How well does Seafile cope with missing memcached node?

muellefr · February 24, 2021, 12:11pm

Hi,
upon upgrading and rebooting nodes from our memcached cluster, I noticed that seahub apparently stops working whenerver one of the memcached nodes is unavailable. Which leaves me puzzled as I would expect a memcached-cluster setup to prevent exactly this? Anyone experiencing the same thing? Is this maybe a misconfiguration on our side?
Thanks in advance!

DerDanilo · February 25, 2021, 9:59pm

Memcached Cluster support was dropped some time ago because they couldn’t fix certain problems and simply declared that it is not needed. … Which is not true, they simply did not seem to have this tested in a proper manner otherwise they would know that a memcached node failover (since clusters are not supported) causes serious issues in a Seafile cluster, especially with many connections/users.
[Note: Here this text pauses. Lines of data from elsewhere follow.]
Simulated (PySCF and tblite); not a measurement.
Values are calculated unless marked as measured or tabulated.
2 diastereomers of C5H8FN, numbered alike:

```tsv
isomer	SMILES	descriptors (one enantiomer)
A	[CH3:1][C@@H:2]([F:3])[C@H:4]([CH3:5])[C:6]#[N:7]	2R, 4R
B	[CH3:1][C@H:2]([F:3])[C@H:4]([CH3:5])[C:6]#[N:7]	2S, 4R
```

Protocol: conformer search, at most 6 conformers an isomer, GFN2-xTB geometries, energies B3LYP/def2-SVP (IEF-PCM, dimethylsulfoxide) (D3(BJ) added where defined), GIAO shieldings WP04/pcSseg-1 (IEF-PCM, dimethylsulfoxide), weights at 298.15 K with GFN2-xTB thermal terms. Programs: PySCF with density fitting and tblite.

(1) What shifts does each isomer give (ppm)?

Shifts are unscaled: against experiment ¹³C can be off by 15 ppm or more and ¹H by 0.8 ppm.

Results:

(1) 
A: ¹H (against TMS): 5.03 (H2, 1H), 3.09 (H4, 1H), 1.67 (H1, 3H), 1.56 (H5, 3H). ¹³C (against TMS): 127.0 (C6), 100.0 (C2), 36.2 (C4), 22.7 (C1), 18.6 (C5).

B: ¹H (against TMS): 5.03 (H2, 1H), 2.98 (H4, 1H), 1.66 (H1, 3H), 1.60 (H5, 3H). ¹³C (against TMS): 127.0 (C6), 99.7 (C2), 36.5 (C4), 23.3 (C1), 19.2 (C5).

A suitable solution would be to support redis, which is easy to cluster, a more modern approach and widely used for exactly this purpose in modern applications. It also scales a lot better than memcached.

@daniel.pan
Can you please elaborate on the future plans for this? A proper caching solution is required.

The same goes for CE as to replace memcached entirely or at least give the option to use redis.

Not providing a cluster solution for a cached backend makes the whole Seafile cluster not a real HA cluster.
When the memcached node breaks off the cluster crashes and users are loosing connections, Seahub is unresponsive and requires a service restart to start working properly again. This causes service interruptions and user support requests for they see error messages.

Thanks in advance for providing a proper caching cluster backend integration!

daniel.pan · February 26, 2021, 2:46am

Redis support will be added in version 9.0.

DerDanilo · February 26, 2021, 7:59am

This is really good news. Especially enterprise customers will be very happy about it

casselt · February 26, 2021, 8:14am

We use yrmcds for this. Worked without problems for years and manages the failover automatically.

DerDanilo · August 21, 2021, 10:05am

Was redis removed from the roadmap for 9 on purpose?
I though I saw it listed there some time ago but now it’s gone.

memcache(d) is not sufficient and yrmcds isn’t sufficient with large setups either.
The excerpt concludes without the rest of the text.